The Beatles and Malcolm Gladwell’s 10,000-hour rule

Today is the birthday of Malcolm Gladwell. He is 51 today. I have been reading David and Goliath, but my favourite is Outliers because of the chapter headed The 10,000-Hour, which begins with the epigraph, “In Hamburg, we had to play for eight hours.”

 That’s a quote from John Lennon, talking about the Beatles’ early days, performing at a Hamburg strip club called the Indra.


“We got better and got more confidence,” said Lennon. “We couldn’t help it with all the experience playing all night long. It was handy them being foreign. We had to try even harder, put our heart and soul into it, to get ourselves over.

 “In Liverpool, we’d only done one-hour sessions, and we just used to do our best numbers, the same ones, at every one. In Hamburg, we had to play for eight hours, so really had to find a new way of playing.”
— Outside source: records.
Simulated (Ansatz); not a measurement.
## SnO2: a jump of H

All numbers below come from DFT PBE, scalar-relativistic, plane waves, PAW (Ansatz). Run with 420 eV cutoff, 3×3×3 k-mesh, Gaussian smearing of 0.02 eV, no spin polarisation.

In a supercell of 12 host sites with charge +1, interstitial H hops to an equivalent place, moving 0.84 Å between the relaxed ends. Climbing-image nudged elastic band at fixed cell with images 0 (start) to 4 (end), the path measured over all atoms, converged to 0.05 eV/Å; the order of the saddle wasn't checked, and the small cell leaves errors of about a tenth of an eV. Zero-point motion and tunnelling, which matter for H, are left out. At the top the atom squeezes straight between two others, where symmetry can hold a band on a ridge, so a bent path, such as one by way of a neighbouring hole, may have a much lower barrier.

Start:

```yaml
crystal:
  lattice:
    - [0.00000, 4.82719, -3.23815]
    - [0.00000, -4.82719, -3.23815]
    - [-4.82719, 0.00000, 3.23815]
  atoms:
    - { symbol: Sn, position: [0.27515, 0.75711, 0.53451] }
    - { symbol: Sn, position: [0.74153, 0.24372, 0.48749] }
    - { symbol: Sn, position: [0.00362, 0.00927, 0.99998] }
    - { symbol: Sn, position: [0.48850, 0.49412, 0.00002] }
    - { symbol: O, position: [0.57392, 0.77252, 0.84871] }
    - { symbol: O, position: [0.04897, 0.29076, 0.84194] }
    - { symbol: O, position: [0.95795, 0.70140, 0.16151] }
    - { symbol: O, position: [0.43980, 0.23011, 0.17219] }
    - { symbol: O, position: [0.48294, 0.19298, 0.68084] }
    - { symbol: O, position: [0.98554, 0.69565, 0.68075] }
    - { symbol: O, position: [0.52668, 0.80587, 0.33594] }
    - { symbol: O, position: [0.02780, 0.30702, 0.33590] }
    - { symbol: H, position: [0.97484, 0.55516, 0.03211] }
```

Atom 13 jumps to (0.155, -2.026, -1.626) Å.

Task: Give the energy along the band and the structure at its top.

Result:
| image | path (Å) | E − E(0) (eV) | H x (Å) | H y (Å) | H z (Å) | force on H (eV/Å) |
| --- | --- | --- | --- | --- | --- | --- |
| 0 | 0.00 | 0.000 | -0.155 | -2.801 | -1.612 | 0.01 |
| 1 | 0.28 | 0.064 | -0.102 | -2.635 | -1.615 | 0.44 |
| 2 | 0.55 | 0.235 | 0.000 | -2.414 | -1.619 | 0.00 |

 Gladwell quotes Lennon to show how hard the Beatles worked to achieve what they did.

 He also quotes the neurologist Daniel Levitin who wrote: “The emerging picture from studies is that ten thousand hours of practice is required to achieve the level of mastery associated with being a world-class expert – in anything… In study after study, of composers, basketball players, fiction writers, ice skaters, concert pianists, chess players, master criminals, and what have you, this number comes up and again. ”

 But practice alone isn’t enough. It also takes talent and opportunity. One has to be at the right place at the right time. The Beatles wouldn’t have had so much practice playing had they not gone to Hamburg.

 Gladwell’s book, to quote the author, is “the story of how the outliers in a particular field reached their lofty status through a combination of ability, opportunity and utterly arbitrary advantage”.

 For example, he points out how pioneers of the personal computer like Bill Gates, Paul Allen, Steve Ballmer, Steve Jobs, Eric Schmidt and Bill Joy were all born between 1953 and 1956. An older generation of computer scientists and engineers worked for IBM, building mainframes. They did not get into the new business of making personal computers and their software.

 Back to the Beatles. Remember Pete Best, their drummer who had to leave the band when they found Ringo? Best said about their Hamburg days: “We played seven nights a week.”

 Gladwell writes:

 The Beatles ended up travelling to Hamburg five times between 1960 and the end of 1962. On the first trip, they played 106 nights, five hours or more a night. On their second trip, they played 92 times. On their third trip, they played 48 times, for a total of 172 hours on stage. The last two Hamburg gigs, in November and December of 1962, involved another 90 hours of performing, All told, they performed for 270 nights in just over a year and a half. By the time they had their first burst of success in 1964, in fact, they had performed live an estimated twelve hundred times. Do you know how extraordinary this is? Most bands today don’t perform twelve hundred times in their entire careers. The Hamburg crucible is one of the things that set the Beatles apart.

 Yeah, yeah, yeah! as the Beatles used to sing in their early days.